Well, here it is. The end of the spring 2020 academic year.
Feels weird, doesn’t it?
No overly posed pictures of high school students before prom floating around social media. No college graduation announcements gracing our mailboxes. No plans to shake shakers or wolf whistle while that special someone walks across the stage, receiving the title of “graduate” they’ve worked so hard to earn. No in-person award ceremonies for sports, dinners with college friends, or goodbyes as you or loved ones move into the next phase of life.
Yeah, something feels off.
The endings we have so been looking forward to look like nothing we could imagine.
What do we do when the end seems wrong?
I think it’s prudent to look back to the apostles after their Lord was crucified. Their savior, the anointed one, was put to death at the hands of men and tucked inside a borrowed gravesite.

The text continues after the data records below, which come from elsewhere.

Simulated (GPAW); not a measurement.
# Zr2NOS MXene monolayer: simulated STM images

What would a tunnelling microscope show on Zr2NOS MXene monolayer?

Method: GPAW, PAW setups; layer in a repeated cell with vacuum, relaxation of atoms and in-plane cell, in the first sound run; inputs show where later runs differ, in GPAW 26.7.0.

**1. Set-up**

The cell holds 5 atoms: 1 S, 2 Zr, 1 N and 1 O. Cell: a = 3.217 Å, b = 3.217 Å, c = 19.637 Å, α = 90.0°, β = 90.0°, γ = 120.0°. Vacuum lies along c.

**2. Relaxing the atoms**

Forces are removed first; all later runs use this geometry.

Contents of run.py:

Probably not the ending they were hoping for, looking forward to, or expecting. No, I can imagine the frustration, the anxiety, the annoyances they felt, having followed this man who promised them eternal life, only to hear that he’d been buried in a tomb.
But this surprising “ending” led to so many incredible new beginnings, as we know—Christ’s resurrection and ascension into Heaven, the Great Commission, and all of the ministry and miracles recorded in the entire Book of Acts…and then more!
When we mere humans see a stop sign, Christ sees a yield sign. When we see a closed door, Christ opens another one. Our understanding of life tends to be centered around endings, and Christ invites us to reevaluate to see endings as new beginnings.
And sometimes that just sounds nice and pretty, no? Ms. Wynona Judd was proud to sing “every ending is a new beginning.” Semisonic quotes ancient philosopher Seneca when they sing, “every new beginning comes from some other beginning’s end.” The movie Uptown Girls reminds us, “every story has an end, but in life, every ending is just a new beginning.”
It is an overused phrase that always seems to pop up this time of year when many of us are experiencing major transitions in life.
And of course it’s all true. When we allow ourselves to see each ending as the start of a new opportunity to witness Christ in the world and to bring His Love to others, it can transform our mindset.
But seriously, what do we do when the endings seem weird? I have a little advice.
Yes, that oft used Christian phrase referring to seizing a veiled opportunity for personal growth.
Growing up, we were always told to “lean into” the uncomfortable situations when we were doing service projects with people we didn’t know. We were told to “lean in” when things got hard and we needed to put our trust in Christ into practice.
Confusing opportunities are in fact the perfect time to lean into the arms of Christ, to say, “Lord, I don’t know what’s going on. I don’t know how this could possibly be the end. It wasn’t supposed to be this way in my mind. But I know that your plans are bigger than my own. Help me to trust in your promise. Help me to believe that you will not hand me a viper when I ask for bread. Help me to know your love for me.”
A beautiful image of a child tucking into his parents’ lap, or a friend going in for a hug with someone leaving them. Leaning into the moment helps us to say, “I know this isn’t what I thought I wanted. But I know that good will come out of it if I let it.”
Lean in, my friends. Make room for the Lord to work. Remove what you thought you wanted, what you thought you knew, and give Him space to breathe new growth into your life.